Mission to Guatemala will investigate senior officials' complaints with editor
Last Friday Guatemala's President Otto Pérez Molina announced that he had dropped a criminal lawsuit against Zamora on charges of “coercion, extortion, violation of the Constitution and contempt of the chairmen of government entities,” although he said that he will continue legal action in the civil ambit. He will do so by adhering to what is covered by the Law on Transmission of Thought, which orders the establishment of special courts to hear conflicts with journalists.
President Pérez Molina's decision leaves without effect an arrest order that could have been enforced against Zamora, to whom a judge imposed a ruling restricting his ability to leave the country. The civil action planned by the President would be adopted by Guatemalan Vice President Ingrid Roxana Baldetti Elías, who managed to have a court issue a physical protection order against Zamora, prohibiting him from “disturbing or intimidating the claimant and any member of her family.”
The legal actions against Zamora caused surprise given the country's Constitution, which indicates that “publications that contain denunciations, criticisms or imputations against public officials or employees (of the government) for acts carried out in the exercise of their posts do not constitute a crime or an offense.”
The chairman of the IAPA's Committee on Freedom of the Press and Information, Claudio Paolillo, said, “The actions taken out against José Rubén Zamora lead us to conclude that all this, denial of official advertising and lawsuits by the President and Vice President, means that in fact it is an attempt to silence a voice which may be very critical but is a voice that has every right to express itself in a democracy.”
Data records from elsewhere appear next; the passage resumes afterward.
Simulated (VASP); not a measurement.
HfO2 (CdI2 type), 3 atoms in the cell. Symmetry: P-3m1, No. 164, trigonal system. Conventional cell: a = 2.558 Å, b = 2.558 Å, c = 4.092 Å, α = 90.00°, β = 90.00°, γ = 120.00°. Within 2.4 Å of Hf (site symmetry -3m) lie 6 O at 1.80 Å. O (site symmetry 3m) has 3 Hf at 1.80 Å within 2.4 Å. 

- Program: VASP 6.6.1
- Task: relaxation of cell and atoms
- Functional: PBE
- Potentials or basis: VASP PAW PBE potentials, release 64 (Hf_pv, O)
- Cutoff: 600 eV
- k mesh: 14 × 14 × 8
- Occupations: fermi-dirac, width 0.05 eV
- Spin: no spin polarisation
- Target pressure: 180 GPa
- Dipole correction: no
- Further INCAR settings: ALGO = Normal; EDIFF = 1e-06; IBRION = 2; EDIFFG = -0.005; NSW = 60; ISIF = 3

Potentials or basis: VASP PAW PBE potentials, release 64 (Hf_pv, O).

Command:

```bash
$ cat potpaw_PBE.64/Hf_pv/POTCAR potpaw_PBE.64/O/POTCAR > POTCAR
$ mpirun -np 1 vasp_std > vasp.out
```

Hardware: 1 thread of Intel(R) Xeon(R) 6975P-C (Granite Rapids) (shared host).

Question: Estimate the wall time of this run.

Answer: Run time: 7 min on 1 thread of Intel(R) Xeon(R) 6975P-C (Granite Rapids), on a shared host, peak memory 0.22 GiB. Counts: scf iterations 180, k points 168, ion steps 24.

Since last year, following the publication in elPeriódico of investigations into alleged wrongdoing in the public administration, Zamora has been complaining of governmental persecution for his editorial stance and his coverage of corruption in the government. He says that in addition to the legal action this has been reflected in online attacks on his Web site, the withdrawal of official advertising, promotion of a boycott by private sector advertisers and discrediting campaigns to remove credibility in his denunciations.
The IAPA said that the court ruling in favor of the Vice President, was a “novel form of censorship, an order that reinvents the crime of contempt,” thrown out in Guatemala in 2006.
Paolillo, editor of the Montevideo, Uruguay, weekly Búsqueda, announced that the IAPA is organizing an international mission to Guatemala for the third week in February “with the intent of meeting with the parties involved,” and dealing with other aspects regarding press freedom and violence against journalists in that country.